Lin, did you even read the article? Read the whole thing (or at least a couple paragraphs after the first quote.) Your comment is like an Atheist reading the Gospel of John to find Jesus murdered and saying “I thought the Bible was about the Good News but look at this murder!”
Lin,
I doubt you will ever read this comment, but just in case. I do not approve of using the Lord’s name in vain. That was actually kind of the point. And like you I find myself ministering in a context where folks will use words like that and self-identify as Christians. (Truthfully, some likely do trust in Christ but are still growing and the Lord hasn’t quite redeemed the tongue yet). I kept the quote as is not for shock value but simply because it highlights what I’m attempting to say in this post.
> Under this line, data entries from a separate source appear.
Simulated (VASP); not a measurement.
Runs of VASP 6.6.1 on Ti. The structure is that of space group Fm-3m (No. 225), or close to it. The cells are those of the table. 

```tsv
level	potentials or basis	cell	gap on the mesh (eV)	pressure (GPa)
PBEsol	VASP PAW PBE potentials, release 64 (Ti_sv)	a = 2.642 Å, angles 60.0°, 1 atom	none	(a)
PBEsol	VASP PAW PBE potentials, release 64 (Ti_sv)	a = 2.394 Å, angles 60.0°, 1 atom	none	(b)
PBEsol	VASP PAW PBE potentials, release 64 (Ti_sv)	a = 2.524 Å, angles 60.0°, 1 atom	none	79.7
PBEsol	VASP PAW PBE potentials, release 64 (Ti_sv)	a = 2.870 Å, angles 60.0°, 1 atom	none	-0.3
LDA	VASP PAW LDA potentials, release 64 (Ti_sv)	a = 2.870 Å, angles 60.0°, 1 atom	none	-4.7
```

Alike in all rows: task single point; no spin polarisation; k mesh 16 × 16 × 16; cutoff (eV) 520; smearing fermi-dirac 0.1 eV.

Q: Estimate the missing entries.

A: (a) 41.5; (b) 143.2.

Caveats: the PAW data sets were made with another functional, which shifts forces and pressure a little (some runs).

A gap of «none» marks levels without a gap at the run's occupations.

Thank you for writing this. I pastor in small-town-Texas and relate with what you are saying. I know right now the city ministry is all the rage, but the people out here matter too. It is a pleasure to pastor them.
This is great! One typo: near the beginning of the last paragraph, you meant to write “plead” instead of “plea.”
Hillbilly typo?
Thanks for this. A helpful and important observation.
I just finished reading ‘Elegy’ last night. Though an insightful read (I am familiar with Vance’so Ohio hometown), I too was troubled by the confusion about Christianity. I was also confused by his claim at one point of having abandoned Christianity and yet what seemed to be a reconsideration of it
I hope he is doing the latter and that He is truly found by Christ.
Doug
This is really an encouraging post. I live in a depressed former mill town where everyone believes in God, yet few have been transformed by the gospel of His Son. As a high school teacher here, I have found it a rich place to minister to kids who are hurting because their parents were never married, on drugs, and dependent on the welfare system. My generation, their young grandparents, are left caring for the kids while spoiling them as grandparents. They have absolutely no direction.
The gospel is the answer. I get to almost weekly, give an account for the hope within me. With the Mexican population growing here, I get the unique privilege of having the mission field come to me. By God’s grace, I’ll get to see a revival here as more people turn to Christ as the Holy Spirit transforms their lives.